Legal Question in Landlord & Tenant Law in Missouri

Self employed living in an apartment

i am dealing with my former landlord and disputing the terms of my lease . i am self employed and had to terminate my lease to move more than 50 miles away to keep my business going. i submitted all required docs including new address and followed all procedures but the leasing agent said since i was self employed i cant move. i have investors who keep the business going and share the profits who requested i move to be closer to to the core of the business. if i did not adhere to the requests the business would have dissolved and i would of become unemplyed and not able to pay for the apt. what if any advice can you give me. i followed the lease agreement in regards to transfer but they seem to take issue with the fact i am self emplyed there is no verbage in the lease that says anything to the effect that if you are self employed the terminating lease agrremnt is different. the lease states if i am emplyed by same employer as time of inception of lease i can move with proper procedure followed which i did.


Asked on 4/30/04, 4:21 pm

1 Answer from Attorneys

J. Matthew Guilfoil The Guilfoil Law Group, L.L.C.

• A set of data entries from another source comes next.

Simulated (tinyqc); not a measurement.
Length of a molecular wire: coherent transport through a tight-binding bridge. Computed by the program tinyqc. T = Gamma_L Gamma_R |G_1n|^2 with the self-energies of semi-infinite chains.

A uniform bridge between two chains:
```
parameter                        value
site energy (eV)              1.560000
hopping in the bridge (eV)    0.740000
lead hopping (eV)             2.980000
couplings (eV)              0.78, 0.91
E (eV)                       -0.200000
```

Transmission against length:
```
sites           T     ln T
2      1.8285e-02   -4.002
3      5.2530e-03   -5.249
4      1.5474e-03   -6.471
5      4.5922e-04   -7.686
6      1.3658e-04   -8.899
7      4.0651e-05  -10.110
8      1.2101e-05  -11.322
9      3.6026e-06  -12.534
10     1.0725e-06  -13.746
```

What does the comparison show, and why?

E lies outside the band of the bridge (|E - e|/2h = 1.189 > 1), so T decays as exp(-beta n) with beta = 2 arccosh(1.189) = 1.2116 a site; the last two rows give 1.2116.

Re: Self employed living in an apartment

I can see both sides to this argument. It will likely go to trial as you will not find many landlords that will voluntarily let you out of a lease in this situation. The point of such lease provisions are to provide for when a employer sends you out of town, meaning actually out of town, and impliedly, for when the move is out of your control. Landlords don't especially care why you are moving if the move is voluntary. Courts will often only agree with your type of argument where you actually get transferred-- i.e.-- move a considerable distance-- "more than 50 miles away" may or may not justify a transfer. It depends on how far away you are actually talking, and the voluntariness of your move. To the extent that you can actually show that you would have gone out of business might largely decide in the court's eye the reasonableness of you breaking a lease to "transfer" less than 100 miles away.

How many months left on the lease the landlord is claiming you owe?

Here is what I would do: give him your forwarding address or make sure your mail is getting forwarded. Determine the date you gave him notice that you were leaving. Within a reasonable period of time he must send you in writing a notice of when the inspection will be to determine what will be deducted from your security deposit. And he then must return your SD or tell you why in writing within 30 days.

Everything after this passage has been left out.